Getting accurate cardinality for a field in single shard index

Is there any way to get exact count of cardinality of a field in a single shard index. I have thought of taking terms aggregation and getting the number of buckets for cardinality for that field. But i fear about the memory usage in that case. Is there a way for efficient pagination of terms aggregation in a single shard index. Please educate me in this case.

Is there a way for efficient pagination of terms aggregation in a single shard index.

I've proposed this approach before: https://gist.github.com/markharwood/e511bbe31e389bc04f08

//Make a note of the number in the (potentially inaccurate) response.

//Divide this by the size of bucket we can accurately predict in one request (40k) minus some allowance
//for hashing unevenness (let's say 30k)
// 1,000,00 / 30k == 33~ requests
// Now perform 33 different requests to account for a subset of the unique values :

Sorry unable to get what you are saying.

//Divide this by the size of bucket we can accurately predict in one request (40k) minus some allowance

What you mean by size of bucket here and how you predict that in one request

40000 is the maximum number of unique things that can be counted with guaranteed accuracy.
To ensure an overall accurate result you must then issue multiple requests where each request is guaranteed to be counting <=40000 unique values for a set of values different to subsequent requests.

To figure out how many requests to make we first get the (potentially inaccurate) total number of unique values. We would divide this by 40,000 but have to make allowance for the overall number potentially being slightly inaccurate so I chose a conservative number of 30,000.
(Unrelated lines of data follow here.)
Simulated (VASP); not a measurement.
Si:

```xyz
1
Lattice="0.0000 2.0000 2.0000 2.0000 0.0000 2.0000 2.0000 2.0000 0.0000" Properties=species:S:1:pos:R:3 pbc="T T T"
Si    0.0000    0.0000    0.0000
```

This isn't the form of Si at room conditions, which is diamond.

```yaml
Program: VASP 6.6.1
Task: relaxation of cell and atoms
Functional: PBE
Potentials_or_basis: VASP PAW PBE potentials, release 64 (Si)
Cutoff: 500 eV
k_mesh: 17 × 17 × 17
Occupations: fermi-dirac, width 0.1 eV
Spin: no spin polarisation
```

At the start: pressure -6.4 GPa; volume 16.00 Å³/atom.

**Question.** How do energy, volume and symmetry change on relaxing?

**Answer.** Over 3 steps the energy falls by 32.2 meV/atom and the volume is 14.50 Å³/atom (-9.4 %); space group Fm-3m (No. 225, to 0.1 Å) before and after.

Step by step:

We then make this number of requests and ensure each time we look at different groups of terms from previous requests by using the hash/modulo==N approach

1 Like

Thanks a lot that makes sense now. one of a better way to calculate cardinality rather than memory hungry terms aggregation

1 Like

When i tested this found that .hashCode() could also return -ve values. So in hash/modulo==N approach N an take values from -16 to +16.

Good point. Math.abs(hashcode) would make sense then.

1 Like

When i tried the above mentioned approach in one of a field i got following results

inaccurate value using cardinality aggregation 1267903
accurate value using terms aggregation count of buckets 1264203
value got using the approach 1264257

i am sure that no indexing is happening but still i use multiple indexes to query in same request.

Still there are value mismatch what could be the reason.

Also with my understanding what i get from above approach is that

  1. All the values present for a particular given field is iterated in cardinality aggregation script.
  2. We take modulo and bucket those values and still all the values that were previously calculated are iterated again and modulo is found unnecessarily.

Am i correct in my assumption. if yes is there a way such that i can avoid this. i want to do this as hashes are computed on the flow and unnecessary iteration can be avoided.